DistOS 2014W Lecture 12
Introduction
Chubby, developed at Google, was designed to be a coarse-grained locking service for use within loosely coupled distributed systems (i.e., a network consisting of a high number of small machines). The key contribution was the implementation of Chubby (i.e., there were no new algorithms designed/introduced).
Its purpose is to allow clients to synchronize their activities and to agree on basic information about their environment. It is used to varying degrees by other Google project such as the GFS, MapReduce, and BigTable.
By course grained locking, we mean locking resources for extended lengths of time. For example, electing a primary would handle all access to given data for hours or days.
It is basically a ultra reliable and available file system for very small files that is used as a locking service.
Anil: "Once implemented, Chubby abstracts away all the crazy complicated stuff so you can more easily build your distributed system". Chubby is a tool that gives Google devs important guarantees to build on.
Design
The funny thing is that Chubby is essentially a filesystem (with files, file permissions, reading/writing, a hierarchal structure, etc.) with a few caveats. Mainly that any file can act as a reader/writer lock and that only whole file operations are performed (i.e., the whole file is written or read), as the files are quite small (256K max).
All the locks are fully advisory, meaning others can "go around" whoever has the lock to access the resource (for reading and, sometimes, writing), as opposed to mandatory, mandatory locks giving completely exclusive access to a resource.
It can be noted that Linux also utilizes advisory locks as opposed to Windows, which only utilizes mandatory locks. This could be a shortcoming of Windows as, when anything changes regarding the system, the system must be completely rebooted as the locks on files are never broken. With advisory locks, as in Linux, the system need only be rebooted when the kernel is modified/updated.
Chubby also functions as a name server, but only really for functional names/roles , such as for the mail server or a GFS server (i.e., Chubby is mainly used as a name server for logical/symbolic names for roles). It is a centralized place that maps names to resources. A unified interface to do so. The name-value mappings in Chubby allow for a consistent, real-time, overall view of the entire system.
As a name server, Chubby provides guarantees not given with DNS (e.g., DNS is subject to a stale cache) as Chubby provides a unified view of the way things are in the system.

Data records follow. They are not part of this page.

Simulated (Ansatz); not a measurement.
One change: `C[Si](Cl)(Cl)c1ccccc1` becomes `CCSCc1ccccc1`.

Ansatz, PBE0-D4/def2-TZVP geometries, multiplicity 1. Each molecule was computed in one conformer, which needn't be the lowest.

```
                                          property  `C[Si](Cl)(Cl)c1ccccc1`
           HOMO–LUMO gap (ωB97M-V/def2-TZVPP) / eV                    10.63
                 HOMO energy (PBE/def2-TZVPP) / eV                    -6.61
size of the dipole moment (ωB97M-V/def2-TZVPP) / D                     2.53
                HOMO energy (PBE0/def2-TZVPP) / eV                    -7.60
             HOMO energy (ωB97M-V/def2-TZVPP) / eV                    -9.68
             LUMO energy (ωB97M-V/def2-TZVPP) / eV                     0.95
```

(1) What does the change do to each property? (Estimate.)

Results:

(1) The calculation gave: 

Chubby was made coarse-grained for scalability as coarse-grained locks give the ability to create a distributed system while the fine-grained locks wouldn't scale well. It can also be noted that a fine-grained lock could be implemented on top of the coarse-grained locks. The entire point of Chubby was to give ultra-high availability and integrity.
Implementation
- Uses paxos, which is an insanely complicated way of solving the distributed consensus problem.
- Given many proposed values, it chooses one to be agreed upon.
- Master chubby server with 4 slaves (5 servers total make up a Chubby Cell)
- Master and slaves have all the data.
- Nothing particularity special about the master
- If the master fails, one slave is elected as a new master
use cases
Discussion
Where else do we see things such as Chubby? Where would you want this consistent, overall view?
You would want this consistent view in any sort of synchronized set of files across a set of systems, such as Dropbox. The main tenants of Chubby's design would hold where you would want to make sure there was an online consensus. It should be noted that this is not like version control as, with version control, everyone has their own copy which are all merged later. However, in this type of system, there is only one version available throughout the distributed system. Chubby's design would differ from Dropbox in that Dropbox is designed so that you can work offline and then synchronize your changes once you are online again (i.e., there can sometimes be more than one version of a file meaning you lack the consistent, overall view given by Chubby).